The opportunity for alternative investment sponsors couldn’t be clearer. With most institutions (and many high-net-worth individuals) having long ago followed “the Yale model” and allocated a portion of their investments to alternatives, the mass affluent arguably represent the key growth segment for alts sponsors.

According to a recent RIA Intel article that cited data from Cerulli Associates, retail investors today account for half of the addressable market for alternative investments.[1] The same report indicated that fewer than half of advisors currently allocate client money to alternatives and, among those who do, the average allocation is less than 5% (versus 40% for HNW investors).

Plenty of room to grow.

Sponsors get it and, in most areas of their business, are aggressively adjusting to this increasingly important constituency. They’re creating products that are simpler and often more liquid than their institutionally geared precursors. And, in lieu of the “elephant hunting” approach of the past—when a couple of well-connected sales pros backed by a strong cap intro team at the bank could conjure a billion dollar hedge fund or private equity vehicle in a matter of weeks—they’re developing distribution models that are more marketing than sales, more scalable and more repeatable.

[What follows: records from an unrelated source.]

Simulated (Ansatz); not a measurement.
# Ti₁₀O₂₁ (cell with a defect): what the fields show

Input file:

In our experience, the one area where sponsors have been slower to shift into a higher gear is investor servicing—starting with account onboarding. Amazingly, we still see funds using the same hard-copy subscription documents to onboard individual investors—hundreds of them!—that they were using when it was just a dozen-and-a-half pension funds, foundations, endowments and family offices.

Forget the enormous inefficiencies. Not just the cost of processing all that paperwork, but also the associated NIGOs. (Historically speaking, some 30-40% of hard-copy investor forms include some sort of error that will take days or even weeks to cure, especially when an intermediary is involved; meantime the investor’s capital just sits on the sidelines, earning no fees for the sponsor and no meaningful gains for the investor.)

Forget the compliance risks from hard-copy subscription docs that have no automated checks to make sure suitability questions get flagged, that the forms are filled out properly and that the answers in one section foot with those in another. Opportunities for compliance snafus are multiplied by the fact that many popular alternative investment vehicles are subject to state-by-state regulations.

Overlook all that and think about the customer. “As a part of the buying experience,” KPMG writes in their fascinating report, Alternative Investments 3.0: Digitize or Jeopardize, “clients want a smooth on-boarding experience, now seen as the norm in e-commerce.”[2]

Think about “Tim,” the 27-year-old from Austin, Texas, who told New York Magazine he was politically engaged but famously had this to say when asked whether he voted: “I tried to register for the 2016 election, but ... I hate mailing stuff; it gives me anxiety.”[3]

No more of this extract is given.